Eir's biggest shareholder, Anchorage Capital, plans to acquire part of rival US hedge fund York Capital's almost 10 per cent stake in the phone group, which could tip its voting rights above the 50 per cent level.
A deal would mean that Eir, formerly Eircom, would effectively have had eight controlling shareholders in the past 18 years.
It would also see Eir’s other major shareholders, Singaporean sovereign wealth fund GIC and hedge fund Davidson Kempner, each buying part of the York Capital holding, according to sources.
The transaction would result in Anchorage – which owns 36.4 per cent of Eir’s equity but a higher voting percentage, believed to be between 45 per cent and 49 per cent – taking a controlling interest in the phone group. GIC currently owns 16.3 per cent of the equity and Davidson Kempner owns 11.8 per cent.
The Competition and Consumer Protection Commission said in a statement on its website on Wednesday that it had been notified of a proposed acquisition by Anchorage of “sole control of Eircom”, prompting initial speculation that it was making an outright bid for the group.
Eir issued a statement in the early afternoon saying Anchorage’s planned stake increase “is a positive endorsement of the group and its strategy”.
The former State-owned phone group incurred €4.1 billion of debt through five changes in control in 13 years, before it filed the State’s biggest examinership case in 2012. This resulted in its most senior lenders, led by Blackstone, seizing control of the company as €1.8 billion of its borrowings were written off.
Blackstone sold its interest to Anchorage last year, while York Capital accumulated its stake the debt restructuring.
A deal involving York Capital selling its stake will further concentrate the equity ownership of Eir, as it and the other three main shareholders currently own almost 75 per cent of the equity. Their voting position, however, is higher.
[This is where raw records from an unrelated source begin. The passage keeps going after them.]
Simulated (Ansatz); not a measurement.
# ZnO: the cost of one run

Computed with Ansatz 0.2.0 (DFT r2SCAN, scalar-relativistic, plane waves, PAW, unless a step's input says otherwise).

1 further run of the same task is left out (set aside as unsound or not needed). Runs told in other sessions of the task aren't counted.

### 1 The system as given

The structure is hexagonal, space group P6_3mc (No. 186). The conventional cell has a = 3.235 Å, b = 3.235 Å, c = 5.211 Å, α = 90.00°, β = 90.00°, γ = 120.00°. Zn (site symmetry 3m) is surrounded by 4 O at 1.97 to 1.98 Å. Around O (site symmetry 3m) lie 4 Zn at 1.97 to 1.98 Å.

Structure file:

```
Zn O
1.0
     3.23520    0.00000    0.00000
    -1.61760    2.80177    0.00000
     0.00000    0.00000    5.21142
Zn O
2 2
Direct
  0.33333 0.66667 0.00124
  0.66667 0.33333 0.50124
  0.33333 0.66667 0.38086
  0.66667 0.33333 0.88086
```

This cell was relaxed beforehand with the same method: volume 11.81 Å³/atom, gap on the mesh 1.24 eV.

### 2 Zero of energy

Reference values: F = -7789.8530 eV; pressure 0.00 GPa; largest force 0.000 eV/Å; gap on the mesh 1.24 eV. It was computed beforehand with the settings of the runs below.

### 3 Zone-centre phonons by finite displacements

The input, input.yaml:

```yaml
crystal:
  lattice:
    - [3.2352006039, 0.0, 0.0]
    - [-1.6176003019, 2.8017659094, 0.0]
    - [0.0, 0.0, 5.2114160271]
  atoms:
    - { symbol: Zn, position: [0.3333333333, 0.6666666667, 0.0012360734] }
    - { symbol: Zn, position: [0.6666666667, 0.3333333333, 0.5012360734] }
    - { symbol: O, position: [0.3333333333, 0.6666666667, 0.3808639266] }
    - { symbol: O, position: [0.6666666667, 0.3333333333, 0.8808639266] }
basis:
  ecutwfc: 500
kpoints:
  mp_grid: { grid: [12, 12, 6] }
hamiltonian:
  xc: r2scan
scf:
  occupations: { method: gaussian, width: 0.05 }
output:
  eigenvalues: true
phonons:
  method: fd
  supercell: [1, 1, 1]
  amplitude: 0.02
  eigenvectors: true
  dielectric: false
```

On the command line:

GIC took its 16.3 per cent stake in Eir in June from a group of investors, largely hedge funds, that converted debt into equity in 2012 at the time of the restructuring. It paid €232 a share at the time, valuing the company at between €3.3 billion and €3.5 billion.
In a trading update last July, the company said its sales had grown by an estimated “low single-digit” percentage in the three months to the end of June, compared with the same period last year – the fifth consecutive quarter of growth following years of decline.
The company had planned to float on the stock market in 2014, but had to pull the plan late in the day.